Robert Nicolaï witnessed the development of quantitative linguistics in the Nice University around the proeminent figure of Pierre Guiraud. Robert Nicolai was Guiraud’s student at the University of Nice in the late 1960s, early 1970s. He recalls that Guiraud’s lectures focused on lexicology and semantics more than statistics. He was especially concerned by morphosemantic roots and the etymological structures of French which can be only tackled with large lexical data allowing to deal with semantic universals (see Bergounioux this volume for more details).

Guiraud created the department of General Linguistics at the University of Nice and, with Gabriel Manessy, a research group named Ideric (Institut de Recherche Interethnique et Interculturel) [Institute of Interethnic and Intercultural Research] which Nicolai directed after Guiraud’s death.

The interview with Jean Petitot turned into a chapter in this volume (Petitot, Léon, Loiseau, this volume).

Interviews with Pierre Lafon, Maurice Tournier, Évelyne Bourion and Micheline Petruszewycs focused mainly on the development of the lexicométrie school. Micheline Petruszewycs has been the assistant of the mathematician Georges-Théodule Guilbaud (1912 – 2008). G.-T. Guilbaud was the founder of a laboratory, the « Center for analysis and mathematics for Social sciences » (Centre d’analyse et de mathématiques sociales) at the 6th section of EPHE (École pratique des hautes études). He also animated two seminars for years.[3] The Friday seminar was devoted to mathematics for social sciences and had been very influencial. It was attended by various people such as the mathematicians Pierre Achard, Bernard Jaulin, Simon Reignier, the ethnologist Robert Jaulin, and many psychologists — among them François Bresson and his students. The composer Iannis Xenakis used to attend this seminar. It should be said that statistics, and more generally mathematics, were well regarded by social scientists of EPHE (6th section). Guilbaud was even invited to give a course on statistics within Levi-Strauss’s seminar. The Thursday seminar focused on linguistics, more specifically on lexicometry with the participation of Pierre Lafon, Annie Geoffroy, Maurice Tournier, André Salem (who studied mathematics in Moscow with Andrej Kolmogorov) as well as other members of the Laboratoire de Lexicométrie de St Cloud. Guilbaud introduced the hypergeometric law which helped solving some ill explicited formulations made by the St Cloud group.

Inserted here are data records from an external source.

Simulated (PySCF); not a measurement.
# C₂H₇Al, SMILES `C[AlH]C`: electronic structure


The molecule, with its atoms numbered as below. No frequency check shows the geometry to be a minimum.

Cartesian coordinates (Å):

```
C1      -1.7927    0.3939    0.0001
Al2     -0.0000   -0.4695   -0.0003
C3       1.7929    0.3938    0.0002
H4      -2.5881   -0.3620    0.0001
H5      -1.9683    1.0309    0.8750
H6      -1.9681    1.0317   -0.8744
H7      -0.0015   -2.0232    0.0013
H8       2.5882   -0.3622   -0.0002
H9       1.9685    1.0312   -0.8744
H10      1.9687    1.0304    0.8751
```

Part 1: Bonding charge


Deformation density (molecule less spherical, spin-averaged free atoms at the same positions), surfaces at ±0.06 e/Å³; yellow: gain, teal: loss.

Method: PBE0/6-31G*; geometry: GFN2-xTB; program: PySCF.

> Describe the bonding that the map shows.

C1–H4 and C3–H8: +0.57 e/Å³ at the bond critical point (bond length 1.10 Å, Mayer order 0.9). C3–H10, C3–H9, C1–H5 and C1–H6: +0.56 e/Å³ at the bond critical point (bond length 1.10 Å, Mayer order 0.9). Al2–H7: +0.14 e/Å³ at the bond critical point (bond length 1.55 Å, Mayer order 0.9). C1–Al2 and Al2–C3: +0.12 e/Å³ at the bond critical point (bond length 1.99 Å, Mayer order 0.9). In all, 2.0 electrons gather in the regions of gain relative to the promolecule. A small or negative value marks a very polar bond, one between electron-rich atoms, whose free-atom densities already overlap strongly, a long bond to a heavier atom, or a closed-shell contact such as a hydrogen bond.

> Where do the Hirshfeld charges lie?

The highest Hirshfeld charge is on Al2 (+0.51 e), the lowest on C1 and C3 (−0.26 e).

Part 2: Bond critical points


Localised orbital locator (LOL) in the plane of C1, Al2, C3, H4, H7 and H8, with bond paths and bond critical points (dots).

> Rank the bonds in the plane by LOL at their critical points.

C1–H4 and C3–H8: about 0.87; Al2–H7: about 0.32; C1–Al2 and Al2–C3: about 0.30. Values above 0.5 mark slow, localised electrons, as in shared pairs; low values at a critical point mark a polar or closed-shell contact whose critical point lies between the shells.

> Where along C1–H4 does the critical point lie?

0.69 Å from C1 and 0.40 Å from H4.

Presentation of the contributions

The volume gathers contributions either by people that have been involved in the field of which they are giving an account, or by people specialized in the history of linguistics. In both cases, however, the same historical focus has been adopted by all contributors.

Some contributions are focussing on individuals (such as Thom, Benzécri, or Guiraud), while others are focusing on larger fields of research (chapters by Léon, Loiseau, Longré and Mellet).

The contributions have been organised in two parts. The first one focuses on vocabulary statistics. The second one gathers contributions presenting mathematical models.

The first part ‘Vocabulary statistics’ includes four papers on the pioneering works in the 1950-60s and three papers on contemporary research. Some emblematic personalities and projects played a significant role in these early years and it is not surprising that they were adressed in several chapters : Pierre Guiraud and Georges Gougenheim (Bergounioux, Léon) ; Benoît Mandelbrot (Léon, Le Roux) ; TLF (Brunet, Candel).

Jacqueline Léon deals with early French statistical linguistics and its institutionalisation: after presenting the role of the instigators, Mario Roques (1875-1961) and Marcel Cohen (1884-1974), she examines the three paths followed by the pioneers: (i) the teaching track with Georges Gougenheim (1900–1972) and Le Français Élementaire ; (ii) the stylistic track with Pierre Guiraud (1912-1983) and later Charles Muller (1909-2015) ; (iii) finally, the mathematical and Information theory track with Benoît Mandelbrot (1924-2010), René Moreau (1921-2009) and the Centre Favard. She shows that statistical studies of vocabulary contributed greatly to the changes in French linguistics that took place in the 1950-60s. As statistical studies of vocabulary, simultaneously with the first experiments of machine translation, were the first fields to be computerized, they made possible the automation of linguistics that took place in the USA ten years before.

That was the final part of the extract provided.